∆ Jackson

Closing the Teach For America Blogging Gap
Apr 12 2013

The State of My Classroom…

…is currently a mess.

But that’s okay!  Because we made solar ovens this week to wrap up our electricity unit.  So there are little scraps of foil and aluminum foil and tape scattered on the floor and under desks and strange foil-covered pizza boxes are covering all available desks and flat spaces.

It is so wonderful to see students excited and to hear them talking about what they are supposed to be talking about.  I bought a little driveway lantern from Home Depot that is solar powered and light censored so it only turns on at night.  They seriously thought it was the coolest thing and they were eager to find out how it worked and explain it to their peers.

I overheard one student telling another student, “Ms K is so creative.”  I pretended I didn’t hear, because kids don’t want you to know they are complimenting you, but it made me happy all the same.  This is how a classroom should always feel.  Energetic and creative and engaging and absorbing new information without even realizing it.

The state of my classroom beyond the cleanliness is also doing pretty well, I think.  There are things like our goals and accountability partners that I haven’t kept up with.  And our test-score tracker on the back wall has not been updated since last semester, unfortunately.  But, spirits seem pretty high.  Few classes have many behavior problems these days and usually I can get through notes without having to stop 10 times.  Students ask me questions and listen genuinely to the answers.  I am excited about all the changes I will make to make my classroom better next year, but with the year coming to a close in just six weeks, I feel pretty good.  Moderately successful.  And man, oh man, watching my students making their solar ovens today reminded me just how much I love my students.

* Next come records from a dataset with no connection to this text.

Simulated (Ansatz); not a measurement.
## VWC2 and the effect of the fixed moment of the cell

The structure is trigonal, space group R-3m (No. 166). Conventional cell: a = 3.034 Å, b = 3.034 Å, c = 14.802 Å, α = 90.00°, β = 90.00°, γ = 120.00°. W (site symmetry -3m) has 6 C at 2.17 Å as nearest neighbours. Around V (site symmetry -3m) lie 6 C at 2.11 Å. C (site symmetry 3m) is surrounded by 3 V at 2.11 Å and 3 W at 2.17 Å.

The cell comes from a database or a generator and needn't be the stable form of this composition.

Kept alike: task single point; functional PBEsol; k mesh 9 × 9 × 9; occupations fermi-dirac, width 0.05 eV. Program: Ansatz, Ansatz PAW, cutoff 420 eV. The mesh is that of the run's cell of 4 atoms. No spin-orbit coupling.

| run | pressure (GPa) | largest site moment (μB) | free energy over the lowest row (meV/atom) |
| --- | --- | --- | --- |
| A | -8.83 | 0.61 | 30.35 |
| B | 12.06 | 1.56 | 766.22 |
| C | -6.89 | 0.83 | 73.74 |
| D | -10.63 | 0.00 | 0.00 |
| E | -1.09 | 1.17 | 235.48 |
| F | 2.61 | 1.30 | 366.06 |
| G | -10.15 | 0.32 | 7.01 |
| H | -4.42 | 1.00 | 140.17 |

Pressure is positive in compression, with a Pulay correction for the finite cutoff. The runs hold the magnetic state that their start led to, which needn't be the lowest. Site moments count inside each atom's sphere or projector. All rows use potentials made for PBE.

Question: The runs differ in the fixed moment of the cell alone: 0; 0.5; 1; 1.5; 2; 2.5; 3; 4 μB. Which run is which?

Students wanted to take their ovens home, but I told them we need them for next week!  Because that’s when we are cooking. : )

5 Responses

  1. veroskk

    Clint, I agree with you. The right kind of mess can create just the right kind of exciting, energetic environment that students thrive in! I also do not like traditional classroom set-ups. I had my desks in rows for most of the year (and sometimes groups) but about a month ago, put them in a big circle for a class discussion. It was such a great set-up that I kept it that way! Not only does it create a really open classroom space where students feel more willing (and more accountable) to participate, but it also minimizes student distractions because instead of an entire corner of 4-6 students talking, it can’t really be more than three because each student is only sitting next to two other people.
    My students love it, too. When I put the desks back in rows for a test, students were upset and said they liked the circle. I assured them we would go back to the circle after the test and my last class of the day was happy to help me move the desks back before they left.

  2. Pre-service teacher Clint

    I think the best part about this post is that the students were so eagar to learn when using tools and marterials that are unique to them. The “mess” of the classroom turned out to be a good thing I think to often teachers feel everything has to be perfectly neat in the classroom or the traditional way in order for students to excel. I disagree, how do you feel about this?

  3. veroskk

    I think it dependson the type of “mess”. Having a classroom that is full to the brim of projects and project materials and hands-on things like circuits made on cardboard out of paperclips, LEDs, and 3-volt batteries is really exciting. That’s the kind of mess that means real learning is happening and makes it an exciting place to be and to learn. On the other hand, ifa classroom is messy because there are paper scraps everywhere or books all over the floor, or things that the teacher or students just haven’t bothered to clean up, I think that is a different story. That type of messy is not happening because exciting things are going on, but simply because the teacher and/or students have not kept up with their classroom. That type of messy send the message that this is a classroom where things are not cared for and where you maybe do not need to care about your education. That type of classroom is not organized and probably not efficient. My classroom is organized, even if it is organized chaos, and my students acknowledge that and have mentioned to me how organized I am.
    In reponse to the second comment, whenever we do hands-on projects like this, it is important to me that I keep up the rigor. That keeps students focused and I rarely have issues in this area. For example, with the three stations we did, including the solar oven, students had an exit ticket with three questions for each station that they had to answer about what they learned at that station. That way, they could direct the learning and have a little fun, but I could make sure they were learning what I needed them to learn from it. I also am constantly walking around the room to make sure they are on-task and asking them questions about what they are doing. “Why do you think this happens?” “Why do you think we use this material?” Etc..
    As far as priorities go, there is no exact science to that. We fell behind on our tracker not because of the solar oven project, but due to many other time constraints, like trying to keep up with the pacing guide and trying to go back and remediate concepts that were misunderstood. Same thing with the accountability partners for their goals, we still discuss our goals often, but the time is takes to meet with accountability parnters had to be used to toward classroom instruction time, especially since often meeting with accountability partners turns into gossip time rather than true discussion of goals. You just have to play it by ear and hope you are doing what is right for your kids.
    Thanks for the questions and comments!

  4. Anonymous

    As a per-service teacher, it is interesting to hear about projects like this being done in classrooms and the effects they have on the students. I just wonder how you balance students’ autonomy and keep them focused. Do you find a lot of trouble when doing projects like this? Also, how do you prioritize things in the classroom- like falling behind on your test score tracker and accountability partners in order to pay more attention to this project?

  5. Pre-service teacher

    It is awesome that you are doing projects like building solar ovens in class. In your blog you say that your classroom is a mess. Do you feel that students learn better in a clean or messy environment?